Cersei and Jaime were destined to die together, of course, whether he killed her or she killed him or they killed each other. The outcome was less interpersonally violent than most of us probably expected, which is perhaps oddly fitting for what, in the end, was the most enduring romance of this story. I just wish we’d gotten here more gracefully.

If there’s anyone who’s been more narratively jerked around than Daenerys this season, it’s Jaime. We talked a few weeks ago about how his villainy was always overblown, and his trajectory since that tower liaison has been mostly about how people can get past the world’s definition of them by doing the hard work of trying to be good. (And if you have a warrior maiden around to help, so much the better.)

Jaime tended to do the decent thing when he was apart from Cersei, and didn’t when he wasn’t. But Cersei’s double-cross of Team Living last season, which convinced him to head north and make amends, was finally one betrayal too many.

Until it wasn’t. (Sorry, warrior maiden.) Last week he decided he was still bad and needed to head home. In the end he died with his pregnant sister-lover, and I guess we’re supposed to believe that that’s what he wanted all along. As the Hallmark card says: Love conquers all, even when it’s icky. So congratulations you crazy kids — I wish it all made more sense.

As for Cersei, well she can perhaps take solace from the poetic symmetry of dying on Mother’s Day after her father, Tywin, died on Father’s Day at the end of Season 4.

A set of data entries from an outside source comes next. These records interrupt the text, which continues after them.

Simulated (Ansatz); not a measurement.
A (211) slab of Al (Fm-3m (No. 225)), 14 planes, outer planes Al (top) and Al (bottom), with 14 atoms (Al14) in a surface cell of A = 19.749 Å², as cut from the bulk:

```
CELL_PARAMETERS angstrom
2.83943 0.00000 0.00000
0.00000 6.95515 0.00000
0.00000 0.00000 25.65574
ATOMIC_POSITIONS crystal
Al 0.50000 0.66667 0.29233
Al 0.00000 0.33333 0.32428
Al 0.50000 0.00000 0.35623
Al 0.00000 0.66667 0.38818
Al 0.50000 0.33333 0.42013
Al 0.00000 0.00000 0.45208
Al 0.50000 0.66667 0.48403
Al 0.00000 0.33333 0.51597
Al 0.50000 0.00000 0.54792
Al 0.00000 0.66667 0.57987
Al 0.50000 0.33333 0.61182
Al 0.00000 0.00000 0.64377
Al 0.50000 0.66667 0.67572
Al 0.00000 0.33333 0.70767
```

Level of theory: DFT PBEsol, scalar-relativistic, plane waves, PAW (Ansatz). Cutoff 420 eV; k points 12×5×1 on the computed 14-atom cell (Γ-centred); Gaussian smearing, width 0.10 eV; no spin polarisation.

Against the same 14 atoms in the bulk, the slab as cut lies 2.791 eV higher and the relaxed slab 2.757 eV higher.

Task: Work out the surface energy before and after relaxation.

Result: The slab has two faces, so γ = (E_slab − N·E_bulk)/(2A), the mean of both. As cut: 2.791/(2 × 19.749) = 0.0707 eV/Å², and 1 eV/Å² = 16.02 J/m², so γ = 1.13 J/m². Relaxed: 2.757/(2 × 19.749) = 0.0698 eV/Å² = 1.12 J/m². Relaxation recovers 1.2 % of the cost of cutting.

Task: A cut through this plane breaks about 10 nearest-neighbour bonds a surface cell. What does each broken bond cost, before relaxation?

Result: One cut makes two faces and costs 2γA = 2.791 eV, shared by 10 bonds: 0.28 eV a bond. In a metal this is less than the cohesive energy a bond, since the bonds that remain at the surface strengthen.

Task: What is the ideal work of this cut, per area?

Cersei spent almost all of this season standing stonily on balconies and still managed to haunt the rest of the story with her presence. Even in this limited form, Headey’s performance remained one of my very favorite things about “Game of Thrones.”

Like much else about this show, even in this occasionally disappointing season, I will miss having it in my life.

• As I suggested, I’ve been frustrated by both Tyrion and Jaime this season. But put them together and … well I’m not made of stone. “You are the only one who didn’t treat me like a monster,” Tyrion told Jaime during what they and we knew would be the final meeting of the Brothers Lannister. “You were all I had.” What? I’m not crying, you’re crying …

• So the Cleganebowl happened. Was it everything you hoped it would be? I was moved by the Hound’s emotion throughout the fight, which scanned as a sort of final realization about the fruitlessness of revenge, one of this show’s big themes, as we discussed earlier. (I was even more affected by his last admonitions to Arya before they parted.) And the final plunge into the flames was thrilling. But it all would have meant more if it hadn’t so transparently existed because it was what the fans wanted. Revenge is all I care about, and look what it’s done to me, Sandor (Sandor!) told Arya. The thing is, he didn’t really seem to care about revenge until around Season 7.

• So did Varys actually get a letter out of Dragonstone, perhaps via his latest little bird? Or was he burning the only one he wrote right before he was taken? It wasn’t clear. If not, then he would seem to have died for nothing, which contradicts Melisandre’s suggestion last season that he had a role to play.

• What an investment the Golden Company turned out to be. Those elephants should remember (sorry) to count their blessings at being left behind.

• Probably crazy theory: Is there a chance Dany was torching King’s Landing as an elaborate effort to kill Jon, her rival for the Iron Throne? Look, I said it was probably crazy …

• Jon, after fiery dragon cataclysm and untold carnage: “We need to fall back!” Oh, now you need to fall back. Always on top of things, that guy.

• I guess those crack Scorpion marksmen from last week were furloughed? Did they even get more than a couple shots off this time?

• You know who I’m guessing really didn’t like this episode? All those parents who named their daughters Khaleesi.

• That final scene could have been Arya escaping for greener, or at least less ashy, pastures, her heart cleansed of her revenge lust by the close-up confrontation with so much murder. But I doubt we’ve seen the last of her. When Melisandre reminded Arya of her destiny to close green eyes forever as well as the others, we were led to believe those would belong to Cersei. But guess who else has green eyes.